At this point I feel no drive for anything but the road. Normalcy, I think overall, was what I was looking for. Although my concept of time is no longer existent I still feel a need for the status quo, whatever that may be. Rilo Kiley "More Adventurous". Life begins to ponder itself into a montage while I hit mid-Chehalis. I pass the Stihl Chainsaw store that I remember passing several years ago after an unfortunate Christmas outing hating myself and watching the blinking Christmas lights rev around the fiberglass cutout of the chainsaw on the side of the building. I remember the first time I drove north to Bellingham at 17 so assured that it would be my place, now realizing that I wasn't looking for cool people, but I was looking for more people like me. I remember housesitting for a family and having to pull their Yellow Labs out of a pile of barbed wire fencing that they got tangled into. So much riles through when you think about the existence of an album in your life and how many places you can pinpoint where you were at while that album was playing.

This lasts for a while and I grow weary of duetting my deep voice to Jenny Lewis' soft one. I find this is time for something new. Something that has been involved in me but not in a heavy way. Dirty Projectors' "Bitte Orca". I am not passing into Longview, and I am close. The sun is just beginning to peak over the mountains, but the fog and darkness are still suppressing it heavily. "Cannibal Resource" is banging hard as if to beat away the darkness and fog. My speed of my vehilce seems to have steadied to cruise, I feel something heavy hit my chest. I am arriving in Kelso. "Temecula Sunrise" is next, and again the music is pushing the darkness away, yet the fog is still strong. Soon Woodland and La Center, and I am about 10 minutes away from exiting the freeway for good. This is truly either the work of god or one of 2009's best indie albums.

The darkness is no more. Music has vanquished darkness and has signed a peace treaty with fog. This fog, like it did in Tacoma, has illuminated the red-orange morning sky and I am happier than I've been in five years. I feel the touch of something holy.

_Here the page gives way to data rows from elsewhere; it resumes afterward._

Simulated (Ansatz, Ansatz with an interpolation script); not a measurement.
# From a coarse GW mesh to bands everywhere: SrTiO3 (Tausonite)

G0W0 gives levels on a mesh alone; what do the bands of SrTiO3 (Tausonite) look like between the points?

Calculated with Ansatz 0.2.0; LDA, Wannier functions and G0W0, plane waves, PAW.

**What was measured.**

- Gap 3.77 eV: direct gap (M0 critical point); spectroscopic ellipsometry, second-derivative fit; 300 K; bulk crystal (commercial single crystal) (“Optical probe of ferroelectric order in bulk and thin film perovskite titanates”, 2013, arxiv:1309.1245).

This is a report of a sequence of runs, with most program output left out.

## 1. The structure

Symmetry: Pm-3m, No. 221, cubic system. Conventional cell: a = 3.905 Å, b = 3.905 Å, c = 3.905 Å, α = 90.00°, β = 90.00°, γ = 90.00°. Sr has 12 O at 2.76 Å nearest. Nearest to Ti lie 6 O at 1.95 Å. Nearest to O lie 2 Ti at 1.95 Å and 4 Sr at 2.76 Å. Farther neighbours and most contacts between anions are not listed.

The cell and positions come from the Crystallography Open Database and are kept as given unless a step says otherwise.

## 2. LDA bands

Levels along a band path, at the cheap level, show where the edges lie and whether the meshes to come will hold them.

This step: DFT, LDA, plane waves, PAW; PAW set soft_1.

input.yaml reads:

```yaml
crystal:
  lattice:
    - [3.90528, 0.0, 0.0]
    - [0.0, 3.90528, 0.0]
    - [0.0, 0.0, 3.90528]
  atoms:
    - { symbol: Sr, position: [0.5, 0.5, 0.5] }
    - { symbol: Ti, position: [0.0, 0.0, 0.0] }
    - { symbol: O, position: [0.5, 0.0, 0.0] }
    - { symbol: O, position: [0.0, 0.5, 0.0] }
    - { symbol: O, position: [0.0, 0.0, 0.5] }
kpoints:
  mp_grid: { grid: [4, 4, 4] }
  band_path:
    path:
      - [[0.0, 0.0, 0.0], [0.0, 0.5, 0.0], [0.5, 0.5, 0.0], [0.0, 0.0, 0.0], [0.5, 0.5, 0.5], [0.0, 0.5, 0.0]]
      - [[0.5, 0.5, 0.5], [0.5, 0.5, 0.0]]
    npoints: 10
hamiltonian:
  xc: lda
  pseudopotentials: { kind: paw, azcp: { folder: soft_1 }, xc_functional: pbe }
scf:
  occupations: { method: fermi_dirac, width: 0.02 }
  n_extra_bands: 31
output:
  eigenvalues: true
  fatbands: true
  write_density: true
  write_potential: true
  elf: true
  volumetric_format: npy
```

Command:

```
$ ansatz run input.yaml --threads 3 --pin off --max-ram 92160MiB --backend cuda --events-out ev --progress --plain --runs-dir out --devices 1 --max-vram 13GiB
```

Final tracks Thin Lizzy's "The Boys Are Back In Town" and Starfucker's cover of "Girls Just Want To Have Fun". Appropriate and I am screaming that shit from the offramp to Battle Ground. The light is becoming more prevalent as I am entering the main intersection of which I was raised.

I am at the driveway and it is 7:25 AM. I haven't been up this early in 6 months, and only because I stayed awake to get to this point. I hide my pack of cigarettes in my backpack, which I grab with me and head to the door where my mother is greeting me in her bathrobe (she's getting ready for work). I eat a satsuma orange and discuss in an abridged form what you've just read.


The coffee remains in my car cold, full, and completely untouched.